This just in: Spring approacheth. The equinox is still a month off, the weather of late has been atrocious, but yesterday when Sprig and I were mincing along the treacherous, icy sidewalk, trying to avoid falling on our canine and human butts, suddenly, there it was — that ineffably subtle change in the air that says, Hold on, I’m comin’.
At first I thought it was way too early, and then recalled that it’s usually the second week in August when I notice autumn off on the horizon, approaching on his dun-colored horse. That is, six months ago.
Then the sheet of ice I was baby-stepping on cracked, and icy water swept over the dog’s paws. He looked pissed. Can’t blame him.
Speaking of dogs. I recall a line from an essay — Thomas McGuane, I think — saying the best dogs refuse to be completely domesticated, that the streak of wildness that remains in them is what makes them worth sharing your lives with. I think of this whenever my own gets into some sort of trouble. Like yesterday. I finished lunch, got a couple of Girl Scout cookies for dessert, and dropped the last quarter of the last Samoa on the floor, because it’s nice to share. Went back upstairs. Shouldn’t have.
Kate has her GS cookie orders bagged individually and sitting on the floor of the family room, awaiting delivery. I’ve been telling myself they’re safe because they’re double-wrapped in plastic and cardboard. When the dog sticks his nose into a bag, I say, “Get out of there” and he does without objection. A couple times I’ve thought I heard something and checked it out, only to find the cookies untouched, the dog peacefully sleeping on his bed, which is what he does most of the time these days.
Until yesterday. Thank God Girl Scout cookies are packaged in super-noisy crinkly plastic packaging, because I heard the plunder in progress from upstairs, ran down and caught him before he did too much damage. Only one box had been torn open. Samoas, of course.
“Bad dog!” I said. He didn’t slink or cower. You knew durn well I was a snake before you brought me in.
Kate used to have a videotape of a BBC production of Beatrix Potter stories. The Tale of Mrs. Tittlemouse is about the fussy, compulsive cleaner and tidier-up of her little mouse burrow. A giant toad in a waistcoat stops by one day and asks for some honey. She says she doesn’t have any, the liar.
“Mrs. Tittlemouse,” he says, in this low, growly, BBC-Cockney accent. “I can smell it.” It’s the filthiest line I’ve ever heard in a children’s production. This cookie event will be known in the future as the Mrs. Tittlemouse Incident.
Emma is learning to play the violin. As always with Emma stories, when she changes gears away from her own experience to talk to others — the people who actually justify doing the story — I get impatient. Who cares about these boring people learning the guitar at 50? I want to hear more about Emma:
For years, I’ve operated under the deluded fantasy that, given the opportunity, I could rival Itzhak Perlman on the violin. Not that I’d ever had a lesson. No, this fantasy was born after watching a 5-year-old on “Sesame Street” play a feisty version of “Mary Had A Little Lamb.” A 5-year-old can’t even tie her own shoes, right?

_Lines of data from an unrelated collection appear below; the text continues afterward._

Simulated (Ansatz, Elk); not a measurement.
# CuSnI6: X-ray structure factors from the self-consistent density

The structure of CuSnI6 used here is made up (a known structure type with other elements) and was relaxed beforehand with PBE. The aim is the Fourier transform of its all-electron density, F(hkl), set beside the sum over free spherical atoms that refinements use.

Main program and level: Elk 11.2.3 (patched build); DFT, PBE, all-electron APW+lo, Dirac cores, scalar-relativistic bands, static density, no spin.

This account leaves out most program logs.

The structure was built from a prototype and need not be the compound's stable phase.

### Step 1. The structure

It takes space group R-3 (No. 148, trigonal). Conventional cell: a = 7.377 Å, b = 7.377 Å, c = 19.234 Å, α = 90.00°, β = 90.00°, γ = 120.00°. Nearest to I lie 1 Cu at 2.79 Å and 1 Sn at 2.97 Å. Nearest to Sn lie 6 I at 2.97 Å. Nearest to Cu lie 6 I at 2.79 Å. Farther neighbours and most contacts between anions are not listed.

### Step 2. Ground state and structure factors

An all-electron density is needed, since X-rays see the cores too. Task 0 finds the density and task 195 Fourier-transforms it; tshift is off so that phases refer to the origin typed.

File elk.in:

And this was the writer my alma mater let slip through their fingers. (Bonus: Downloadable audio clips of Emma playing “Mary,” as well as “Good King Wenceslas.” Itzhak Perlman can relax a while longer.)
I know some of our readers are into general aviation. Spriggy would like to be taken for a ride like this, although he requests a nice soft cushion in the back seat:
If the central fashion revelation of Oscar night needs to be made any clearer, it’s by comparing this photo of Helen Mirren to this photo of Jessica Biel. Central fashion revelation: You can look as great at 50-plus as women half your age. Central fashion lesson: Ladies of all ages, bras are our friends. Central overall lesson: Worst show ever.
Sometimes the headline says it all: Police say driver in fatal crash was using laptop.
Back later. Carry on, you crazy kids.